Postcards From Durban

Views of Durban - 29 September 2005

A while back I was lucky enough to acquire a letter card which had been sent home by one of the troops who passed through Durban on his way to fight during WWII. The card is a small cheaply produced item due to the wartime circumstances, but it contains a strip of six views of Durban and would have been just the thing for a soldier to send home to his family to show them what the city looked like.

I was lucky enough to be able to trace the sender, Lance-Bombadier William Wright of the Royal Artillery, and correspond with his son-in-law Tony Thompson. It turns out that William had embarked on a troopship in th UK on 31 May 1942 on the way to fight with 8th Army in North Africa. The ship stopped in Durban to give the men a break and William bought the card to send to his wife. It was posted on 4 July, at the cost of one-and-a-half pence, at the war canteen being run at St Paul's Church in the centre of the city.

Views of Durban

<= Click on the picture to view an enlargement of the front of the card and check out the really cool stamp.


<== L-Bdr William Wright
Picture courtesy Tony Thompson


<== Click the image to view the pictures inside the card. Warning: File size is 300Kb.

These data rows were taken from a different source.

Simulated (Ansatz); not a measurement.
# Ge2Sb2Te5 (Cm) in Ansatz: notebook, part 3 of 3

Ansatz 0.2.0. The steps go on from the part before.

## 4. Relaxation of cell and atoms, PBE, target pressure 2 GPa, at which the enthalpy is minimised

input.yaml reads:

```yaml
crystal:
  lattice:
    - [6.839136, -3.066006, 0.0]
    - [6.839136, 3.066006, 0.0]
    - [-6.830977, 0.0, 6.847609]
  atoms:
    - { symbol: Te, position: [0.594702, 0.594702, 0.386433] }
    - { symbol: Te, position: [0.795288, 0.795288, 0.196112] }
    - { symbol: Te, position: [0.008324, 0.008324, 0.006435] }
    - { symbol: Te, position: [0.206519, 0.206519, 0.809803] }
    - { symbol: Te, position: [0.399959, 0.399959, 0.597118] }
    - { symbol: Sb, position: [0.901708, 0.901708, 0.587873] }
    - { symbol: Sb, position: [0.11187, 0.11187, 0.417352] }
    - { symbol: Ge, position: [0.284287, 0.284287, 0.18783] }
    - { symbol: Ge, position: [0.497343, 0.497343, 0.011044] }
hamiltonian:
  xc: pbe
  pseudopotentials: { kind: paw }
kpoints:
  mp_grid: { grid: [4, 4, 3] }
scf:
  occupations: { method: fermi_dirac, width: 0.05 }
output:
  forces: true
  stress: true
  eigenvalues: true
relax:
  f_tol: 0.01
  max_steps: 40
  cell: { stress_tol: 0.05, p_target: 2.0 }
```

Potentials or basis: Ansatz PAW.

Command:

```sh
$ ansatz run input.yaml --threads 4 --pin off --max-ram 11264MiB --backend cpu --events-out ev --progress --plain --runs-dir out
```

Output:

Tony Thompson wrote to me that the family still has William's diary in which, although he is normally quite terse, he waxes enthusiastic about Durban. Quotes from the diary include: "Wonderful and beautiful place, everything set on a vast scale, like to live here - charming people - very charitable to us".

The troops probably had had instructions not write anything in their diaries that might later be useful to the enemy. For that reason, most likely, William wrote Durban as D**b*n, a move which would doubtless have given given the German codebreakers many sleepless nights before they worked it out. ;-)

Mitchell Park - 10 October 2005

<== Click to view enlargement.

Town Gardens & Post Office - 16 November 2005

This card is undated and unused but the City Hall driveway is visible in the right foreground meaning that it must have been published after 1910 when the City Hall was completed. Not too long afterwards, I would think.

<== Click to view enlargement.

Twenty Eight Views of Durban - 2 January 2006

This little booklet is not strictly speaking a postcard but it is a printed souvenir of Durban produced during WWII. It contains a map showing the location of the servicemen's canteens which were run in the city during the war. I have put some details and a selection of pictures on its own page here.

The lighthouse - 05 February 2006

Here is a lovely view of the original lighthouse on the Bluff. I'm not sure of the date but it would between the time radio was introduced to Durban in 1910 and when the lighthouse was half-demolished at the beginning of WWII.

Click image to view enlargement.

View of West Street - 13 March 2006

This is a good view of West Street looking East from the Field Street corner. The card is udated but must from before the building of the present city which began in 1905 and ended in 1910. The clock tower of the Town Hall (now the Central Post Office) is clearly visible as as the bushy area across the street where the City Hall now stands.

Click image to view enlargement.

Town Hall view - 26 June 2007

This is nice view of the Town Hall. The card is undated but the building was completed in 1910 and it looks as if Smith Street was still dirt at that stage. Note the waiting line of rickshas.